The Story of Stray Dog Press, Inc.
There's an old saying that whenever God closes a door He opens a window. A window of opportunity. Only sometimes that window is on the second floor. So if you want to climb through it you'd better have a ladder. Stray Dog Press is my ladder.
I've had three novels published by major New York publishers: The Concrete Inquisition, Signet Books; Digger, Bantam Books; and The Next President, Bantam Books. A fourth novel, The President's Henchman, was published by a regional publisher, Variance Publishing.
Besides some good media reviews, there have been many kind words from readers who've written to me. Inevitably, these congratulatory messages end with the query: When will your next book be out? And therein lies the rub. I kept writing but the traditional publishers stopped buying.

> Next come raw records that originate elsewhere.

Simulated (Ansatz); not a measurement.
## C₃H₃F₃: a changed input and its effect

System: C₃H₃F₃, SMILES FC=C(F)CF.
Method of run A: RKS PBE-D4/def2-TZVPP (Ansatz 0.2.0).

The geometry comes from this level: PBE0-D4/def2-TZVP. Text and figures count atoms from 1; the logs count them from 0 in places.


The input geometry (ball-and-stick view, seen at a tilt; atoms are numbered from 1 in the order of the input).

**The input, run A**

Which begs the question: Why? Did I lose it? Did the quality of my writing fall off a cliff? Did I run out of interesting story ideas? Did I fall prey to self-destructive habits?
The answer to all of the above questions is no.
Fortunately, technology offered a solution: ebooks and print-on-demand publishing.
Write a novel. Create a digital file of the manuscript. Make the book available through the Internet for all those ebook readers. Print one copy at a time as print orders are received.
Stray Dog Press will offer novels in two formats: ebooks and high-quality trade paperbacks. Both formats will be priced lower than comparable books sold at retail. Those folks down in Bentonville, Arkansas aren't the only ones who can underprice the competition. Will the product between the front and back covers be any good? Judge for yourself. Stray Dog Press offers prospective readers a significantly larger sampling: 10-30 pages of each novel. Read that much for free and if we've hooked you, great. Buy the book. If not, nothing's lost.
Striking out on your own is very scary — you have to start by putting up your own money, for one thing — but it's also tremendously exciting. The growing demand for ebook content portends a whole new world of publishing, much the better for the author.
The way I hope it works out, Stray Dog Press will be a central part of my life until I need a ladder to the hereafter.